Handling Outliers

Posted: 16/10/2021/Under: Machine Learning/By: Vaibhav

feature engineering machine learning outlier

Outliers are those values which are extremely different from other values in the dataset. To work with outliers we have to find answers to two problems. Firstly, how do we define an outlier and secondly, how do we handle the outliers? Let’s take a look at the two questions separately.

Outlier Identification

Before handling the outliers it is first important to establish which data points should we consider as outliers. We can use one of the following techniques for it.

Z-Score

It is the distance from mean in units of standard deviation which can be represented by the formula

z-score = (x – mean) / standard deviation

For example, a Z-score of +/-3 can be used as outlier boundary as it would mean three standard deviations away from mean. This technique is recommended for Gaussian distribution.

mean_val = df['col_name'].mean()
std_val = df['col_name'].std()

df['z_score'] = (df['col_name'] - mean_val) / std_val

Using the z-score variable we can now filter the records having value over the defined threshold to get the outliers.

It can also be calculated using the standardisation libraries which we will discuss in the next article on Feature Scaling.

Inter-quantile range (IQR)

The IQR range is used to determine the boundaries with the formula,

Upper Boundary = 75th quantile + (1.5 * IQR)
Lower Boundary = 25th quantile – (1.5 * IQR)

The multiplication factor of 1.5 is commonly used but it can be increased to a higher values to get extreme outliers. This strategy can be used for even skewed distributions.

iqr = df['col_name'].quantile(0.75) - df['col_name'].quantile(0.25)

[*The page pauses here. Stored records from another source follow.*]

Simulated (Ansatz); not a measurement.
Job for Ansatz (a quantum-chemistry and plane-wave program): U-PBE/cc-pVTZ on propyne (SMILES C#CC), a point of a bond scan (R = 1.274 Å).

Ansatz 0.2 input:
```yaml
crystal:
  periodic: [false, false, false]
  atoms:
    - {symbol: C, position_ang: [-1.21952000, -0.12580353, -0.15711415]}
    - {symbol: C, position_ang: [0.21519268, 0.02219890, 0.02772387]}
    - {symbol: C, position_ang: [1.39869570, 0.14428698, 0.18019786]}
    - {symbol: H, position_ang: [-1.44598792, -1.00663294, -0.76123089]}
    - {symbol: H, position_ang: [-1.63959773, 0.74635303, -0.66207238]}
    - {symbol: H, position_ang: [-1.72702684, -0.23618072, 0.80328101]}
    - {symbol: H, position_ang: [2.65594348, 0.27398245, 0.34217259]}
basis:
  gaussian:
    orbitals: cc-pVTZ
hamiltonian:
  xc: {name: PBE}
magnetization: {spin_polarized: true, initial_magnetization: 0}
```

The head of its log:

up_limit = df['col_name'].quantile(0.75) + 1.5 * iqr
low_limit = df['col_name'].quantile(0.25) - 1.5 * iqr

Filter the dataframe using the upper and lower boundaries of the outliers.

Quantiles

It is simpler than the IQR approach where the direct quantile values are used to define the boundary as follows:

Upper Boundary = 95th quantile
Lower Boundary = 5th quantile

up_limit = df['col_name'].quantile(0.95)
low_limit = df['col_name'].quantile(0.5)

Outlier Handling

Let’s compare the various options to handle the outlier observations:

Approach	Description
Drop	Drop the records with outliers. It is the simplest of all approaches but can lead to some important loss of information in other variables. Also we need to ensure that the number of observations with outliers are only within an acceptable range.
Capping	Replace the outlier value with either the maximum or minimum value of the boundaries defined to identify the outlier. Although this approach doesn’t delete any data but it will distort the data distribution.
Missing Data	Delete the outlier values and fill them using one of the missing data imputation strategies. This approach will also distort the distribution.
Binning	The outliers are moved to the farthest bins on the edge of the distribution which are within the outlier boundary
Constant	If business sense suggests we may decide to replace the outlier with a constant value.

Wrap Up

Keep the following points in mind during outlier handling.

The outlier handling can distort the distribution so make sure you analyse it afterwards.

If you are using the capping technique for outlier handling, you use only the training set to define the outlier boundaries.

Also, if you are using the missing data approach then the strategy is defined on only the training set. Similarly for binning the edge bins are defined using the training set.

Lastly, in certain cases the outlier might have relevance, like in fraud detection the outlier might assist in identifying the transaction anomalies. So consider business impact before handling the outliers.